DISTINCT ON (user_id) keeps one row per user, and ORDER BY user_id, started_at DESC decides which session that row comes from — the one with the largest started_at. The result is one session row per user: their most recent one, with the session id and event count attached.

Clause by clause

  • SELECT DISTINCT ON (user_id) user_id, id AS session_id, started_at, event_count returns the four columns the engagement review needs. The DISTINCT ON (user_id) part declares the deduplication key: one row per distinct user_id. The id AS session_id alias names the session identifier column.
  • FROM sessions reads the session records. Users with no sessions never enter this row source, so they cannot appear in the result, which matches the prompt.
  • ORDER BY user_id, started_at DESC sorts the sessions so that within each user's group, the most recent session sits first. PostgreSQL walks the sorted rows and keeps the first row for each new user_id value. The leading user_id ascending also gives the final result the user-ordered shape the prompt asks for.
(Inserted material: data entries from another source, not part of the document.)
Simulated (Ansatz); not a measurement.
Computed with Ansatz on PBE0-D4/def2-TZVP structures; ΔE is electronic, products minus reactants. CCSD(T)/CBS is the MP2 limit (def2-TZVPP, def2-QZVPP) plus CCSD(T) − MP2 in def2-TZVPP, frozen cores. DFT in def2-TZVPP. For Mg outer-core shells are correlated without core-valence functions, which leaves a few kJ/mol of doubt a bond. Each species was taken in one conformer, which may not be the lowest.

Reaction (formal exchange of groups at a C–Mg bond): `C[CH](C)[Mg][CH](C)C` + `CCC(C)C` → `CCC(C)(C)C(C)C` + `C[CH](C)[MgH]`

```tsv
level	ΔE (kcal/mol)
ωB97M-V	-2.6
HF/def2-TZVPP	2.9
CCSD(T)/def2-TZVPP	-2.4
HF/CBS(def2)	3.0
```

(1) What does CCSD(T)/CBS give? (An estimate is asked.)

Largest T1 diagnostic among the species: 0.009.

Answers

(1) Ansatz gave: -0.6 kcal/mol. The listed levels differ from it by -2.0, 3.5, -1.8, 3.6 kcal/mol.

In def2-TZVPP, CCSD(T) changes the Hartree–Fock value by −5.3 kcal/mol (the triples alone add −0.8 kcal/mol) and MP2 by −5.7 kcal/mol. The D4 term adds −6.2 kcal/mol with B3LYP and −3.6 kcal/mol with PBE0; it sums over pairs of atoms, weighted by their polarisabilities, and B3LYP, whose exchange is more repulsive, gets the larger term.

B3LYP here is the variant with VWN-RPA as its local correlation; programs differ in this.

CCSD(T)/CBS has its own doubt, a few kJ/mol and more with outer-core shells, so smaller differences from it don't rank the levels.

Why this and not ROW_NUMBER

The same result is reachable with a window function and a subquery:

SELECT user_id, session_id, started_at, event_count
FROM (
  SELECT user_id, id AS session_id, started_at, event_count,
    ROW_NUMBER() OVER (PARTITION BY user_id ORDER BY started_at DESC) AS rn
  FROM sessions
) ranked
WHERE rn = 1
ORDER BY user_id

Both return the same rows. DISTINCT ON is the idiomatic PostgreSQL shape for one-row-per-group with the top-sorted row kept. ROW_NUMBER is the portable equivalent and is the right tool when the same query needs to run on a database that doesn't support DISTINCT ON.

You practiced the latest-per-group shape with a non-customer key — same DISTINCT ON pattern, different entity column.